The 2018 annual Society for Industrial and Organizational Psychology (SIOP) conference featured its first-ever machine learning competition. Teams competed for several months in predicting the enployee turnover (or churn) in a large US company. A more complete introduction as presented at the conference can be found here. All submissions had to be open source and the winning submissions have been posted in this GitHub repository. The winning teams consist of analysts working at WalMart, DDI, and HumRRO. They mostly built ensemble models, in Python and/or R, combining algorithms such as (light) gradient boosted trees, neural networks, and random forest analysis.

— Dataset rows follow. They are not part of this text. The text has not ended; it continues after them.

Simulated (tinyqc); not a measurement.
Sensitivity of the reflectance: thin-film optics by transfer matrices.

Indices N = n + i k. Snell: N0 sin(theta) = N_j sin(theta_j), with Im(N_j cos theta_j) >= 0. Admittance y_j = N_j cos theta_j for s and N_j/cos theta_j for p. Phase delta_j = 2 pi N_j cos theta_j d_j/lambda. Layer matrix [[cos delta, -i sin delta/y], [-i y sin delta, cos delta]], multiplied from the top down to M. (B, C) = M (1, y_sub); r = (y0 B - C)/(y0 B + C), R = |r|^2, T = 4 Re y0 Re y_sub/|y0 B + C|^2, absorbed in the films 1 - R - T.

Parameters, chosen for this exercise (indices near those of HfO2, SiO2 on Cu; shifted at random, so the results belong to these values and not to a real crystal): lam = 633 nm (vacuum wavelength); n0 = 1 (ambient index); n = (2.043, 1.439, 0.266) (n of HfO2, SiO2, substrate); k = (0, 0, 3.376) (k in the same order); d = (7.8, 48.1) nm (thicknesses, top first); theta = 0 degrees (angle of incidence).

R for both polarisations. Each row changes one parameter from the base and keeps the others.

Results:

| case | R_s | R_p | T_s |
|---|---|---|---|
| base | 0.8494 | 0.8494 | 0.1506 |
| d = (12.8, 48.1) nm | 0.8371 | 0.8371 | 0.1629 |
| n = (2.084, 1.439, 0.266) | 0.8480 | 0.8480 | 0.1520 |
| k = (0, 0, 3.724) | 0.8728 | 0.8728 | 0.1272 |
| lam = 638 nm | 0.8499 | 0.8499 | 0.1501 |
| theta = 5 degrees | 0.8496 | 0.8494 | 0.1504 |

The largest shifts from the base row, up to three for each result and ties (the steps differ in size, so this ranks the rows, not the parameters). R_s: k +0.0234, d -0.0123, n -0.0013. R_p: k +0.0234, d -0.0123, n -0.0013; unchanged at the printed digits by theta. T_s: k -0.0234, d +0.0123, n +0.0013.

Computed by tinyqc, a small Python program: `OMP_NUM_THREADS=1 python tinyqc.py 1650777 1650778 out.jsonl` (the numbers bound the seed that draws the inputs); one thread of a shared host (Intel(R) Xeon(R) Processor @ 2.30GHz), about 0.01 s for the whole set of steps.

Timo Grossenbacher works as reporter/coder for SRF Data, the data journalism unit of Swiss Radio and TV. He analyzes and visualizes data and investigates data-driven stories. On his website, he hosts a growing list of cool projects. One of his recent blogs covers categorical spatial interpolation in R. The end result of that blog looks amazing:
This map was built with data Timo crowdsourced for one of his projects. With this data, Timo took the following steps, which are covered in his tutorial:
Read in the data, first the geometries (Germany political boundaries), then the point data upon which the interpolation will be based on.
Preprocess the data (simplify geometries, convert CSV point data into an sf object, reproject the geodata into the ETRS CRS, clip the point data to Germany, so data outside of Germany is discarded).
Then, a regular grid (a raster without “data”) is created. Each grid point in this raster will later be interpolated from the point data.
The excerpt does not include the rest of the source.